# Semantic Code Search with Qdrant

[![Open In Colab](https://colab.research.google.com/assets/colab-badge.svg)](https://colab.research.google.com/github/thierrypdamiba/qdrant-etl-cookbook/blob/main/notebooks/etl/code_search.ipynb)

Index code snippets and search by intent (natural language) using sentence-transformers. Load code structures from JSONL and enable semantic code search.

In [None]:
!pip install -q qdrant-client sentence-transformers requests

In [None]:
import json
import requests
from qdrant_client import QdrantClient
from qdrant_client.models import PointStruct, VectorParams, Distance, PayloadSchemaType
from sentence_transformers import SentenceTransformer

In [None]:
client = QdrantClient(":memory:")
model = SentenceTransformer("all-MiniLM-L6-v2")

In [None]:
# Download Qdrant's code structures dataset
url = "https://storage.googleapis.com/tutorial-attachments/code-search/structures.jsonl"
response = requests.get(url, stream=True)

records = []
for line in response.iter_lines():
    if line:
        records.append(json.loads(line))

print(f"Downloaded {len(records)} code structures")
print(f"Sample keys: {list(records[0].keys())}")
print(f"Sample: {records[0].get('name', 'N/A')} - {records[0].get('signature', 'N/A')[:80]}")

In [None]:
client.create_collection(
    collection_name="code_search",
    vectors_config=VectorParams(size=384, distance=Distance.COSINE),
)

client.create_payload_index(
    collection_name="code_search",
    field_name="language",
    field_schema=PayloadSchemaType.KEYWORD,
)

In [None]:
# Embed and index code structures
# Use a combination of name + signature + docstring for the embedding
batch_size = 100
total = 0

for i in range(0, len(records), batch_size):
    batch = records[i : i + batch_size]

    texts = []
    for r in batch:
        parts = [r.get("name", ""), r.get("signature", ""), r.get("docstring", "")]
        texts.append(" ".join(p for p in parts if p))

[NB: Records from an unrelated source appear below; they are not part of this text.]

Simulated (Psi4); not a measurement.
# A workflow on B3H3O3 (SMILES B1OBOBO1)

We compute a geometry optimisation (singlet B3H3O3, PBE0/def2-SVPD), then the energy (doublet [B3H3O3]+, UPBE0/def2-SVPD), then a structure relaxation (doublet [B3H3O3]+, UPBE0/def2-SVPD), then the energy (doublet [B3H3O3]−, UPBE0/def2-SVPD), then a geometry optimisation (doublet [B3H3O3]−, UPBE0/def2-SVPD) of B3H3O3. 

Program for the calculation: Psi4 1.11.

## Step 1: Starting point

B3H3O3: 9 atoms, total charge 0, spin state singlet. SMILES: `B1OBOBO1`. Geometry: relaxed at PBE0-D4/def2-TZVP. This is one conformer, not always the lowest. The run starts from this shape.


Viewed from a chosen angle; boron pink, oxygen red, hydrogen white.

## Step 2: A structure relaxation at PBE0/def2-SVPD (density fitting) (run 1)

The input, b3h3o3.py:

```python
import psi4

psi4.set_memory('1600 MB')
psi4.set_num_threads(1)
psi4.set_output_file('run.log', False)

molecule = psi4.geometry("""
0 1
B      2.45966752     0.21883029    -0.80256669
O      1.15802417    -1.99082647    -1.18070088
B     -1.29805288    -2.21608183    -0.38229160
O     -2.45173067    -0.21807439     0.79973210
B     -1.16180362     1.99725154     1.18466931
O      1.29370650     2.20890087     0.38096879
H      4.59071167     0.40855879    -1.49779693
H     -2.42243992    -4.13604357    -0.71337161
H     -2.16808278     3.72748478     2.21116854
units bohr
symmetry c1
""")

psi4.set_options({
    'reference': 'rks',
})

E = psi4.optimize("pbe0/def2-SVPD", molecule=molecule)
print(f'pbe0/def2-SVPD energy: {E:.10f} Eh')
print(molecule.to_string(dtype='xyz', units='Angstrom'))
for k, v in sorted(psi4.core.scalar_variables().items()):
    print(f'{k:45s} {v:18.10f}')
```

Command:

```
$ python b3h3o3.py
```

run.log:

    embeddings = model.encode(texts).tolist()

    points = [
        PointStruct(
            id=i + idx,
            vector=emb,
            payload={
                "name": r.get("name", ""),
                "signature": r.get("signature", ""),
                "docstring": r.get("docstring", ""),
                "language": r.get("language", "unknown"),
            },
        )
        for idx, (emb, r) in enumerate(zip(embeddings, batch))
    ]

    client.upsert(collection_name="code_search", points=points)
    total += len(points)

print(f"Indexed {total} code structures")

In [None]:
# Search by intent
queries = [
    "function to sort a list",
    "how to read a file",
    "parse JSON data",
    "connect to a database",
]

for query in queries:
    query_vec = model.encode(query).tolist()
    response = client.query_points(
        collection_name="code_search",
        query=query_vec,
        limit=3,
    )

    print(f"\nQuery: '{query}'")
    for r in response.points:
        sig = r.payload.get('signature', 'N/A')[:80]
        print(f"  {r.score:.4f} | {r.payload['name']} | {sig}")